$\sum_{k=0}^\infty \left[ \frac{n+2^k}{2^{k+1}} \right] = ?$ (IMO 1968)

For every $ n \in \mathbb{N} $ evaluate the sum $ \displaystyle \sum_{k=0}^\infty \left[ \dfrac{n+2^k}{2^{k+1}} \right]$ ($[x]$ denotes the greatest integer not exceeding x)

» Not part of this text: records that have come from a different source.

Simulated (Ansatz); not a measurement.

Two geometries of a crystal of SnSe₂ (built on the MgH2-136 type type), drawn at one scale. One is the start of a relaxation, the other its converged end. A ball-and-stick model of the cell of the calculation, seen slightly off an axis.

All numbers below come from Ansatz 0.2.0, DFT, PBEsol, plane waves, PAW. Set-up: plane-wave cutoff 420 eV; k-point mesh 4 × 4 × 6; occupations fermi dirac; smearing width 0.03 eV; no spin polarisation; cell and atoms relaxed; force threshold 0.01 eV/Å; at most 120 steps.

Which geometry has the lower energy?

This was IMO 1968, 6th problem.

This is a very intresting question I wanted to share, my answer :

Solution 1:

For every $ n \in \mathbb{N} $ evaluate the sum $ \displaystyle \sum_{k=0}^\infty \left[ \dfrac{n+2^k}{2^{k+1}} \right] $

Now,

$\displaystyle \sum_{k=0}^\infty \left[ \dfrac{n+2^k}{2^{k+1}} \right] = \left[ \dfrac{n+1}{2} \right]+ \left[ \dfrac{n+2}{4}\right] + \left[ \dfrac{n+4}{8}\right]+\cdots+\left[ \dfrac{n+2^k} {2^{k+1}}\right]\cdots $

$ \because \ \left[n\right] = \left[ \dfrac{n}{2} \right]+ \left[ \dfrac{n+1}{2} \right] \implies \left[ \dfrac{n}{2} +\dfrac{1}{2} \right]= \left[n\right]-\left[ \dfrac{n}{2} \right]\\ \implies \left[ \dfrac{n+2^k}{2^{k+1}} \right] = \left[ \dfrac{n}{2^{k+1}}+\dfrac{1}{2} \right]=\left[ \dfrac{n}{2^k} \right] -\left[ \dfrac{n}{2^{k+1}} \right] $

Now using the above result

$\displaystyle \sum_{k=0}^\infty \left[ \dfrac{n+2^k}{2^{k+1}} \right] = \left(\left[ n \right] - \left[ \dfrac{n}{2} \right] \right) + \left(\left[ \dfrac{n}{2} \right] - \left[ \dfrac{n}{4} \right] \right) + \left(\left[ \dfrac{n}{4} \right] - \left[ \dfrac{n}{8} \right] \right) \cdots $

$\implies \displaystyle \sum_{k=0}^\infty \left[ \dfrac{n+2^k}{2^{k+1}} \right] = \left[ n \right] = n \ \ (\because n \in \mathbb{N}) $

$\boxed{ \therefore \displaystyle \sum_{k=0}^\infty \left[ \dfrac{n+2^k}{2^{k+1}} \right] = n }$

Solution 2:

Here is another solution. We introduce the indicator function notation:

$$ \mathbb{I}[\ldots] = \begin{cases} 1, & \text{if $\ldots$ is true}, \\ 0, & \text{if $\ldots$ is false}. \end{cases} $$

Then

\begin{align*} S := \sum_{k=0}^{\infty} \left\lfloor \frac{n+2^k}{2^{k+1}} \right\rfloor = \sum_{k=0}^{\infty} \sum_{j=1}^{\infty} \mathbb{I}\left[ j \leq \frac{n+2^k}{2^{k+1}} \right] = \sum_{k=0}^{\infty} \sum_{j=1}^{\infty} \mathbb{I}\left[ (2j-1)2^k \leq n \right] \end{align*}

Since every positive integer is uniquely factored into the form $m2^k$, where $m$ is odd and $k \geq 0$, it follows that $i = (2j-1)2^k$ for $j \geq 1$ and $k \geq 0$ represents every positive integer exactly once. Therefore

$$ S = \sum_{i=1}^{\infty} \mathbb{I}\left[ i \leq n \right] = n. $$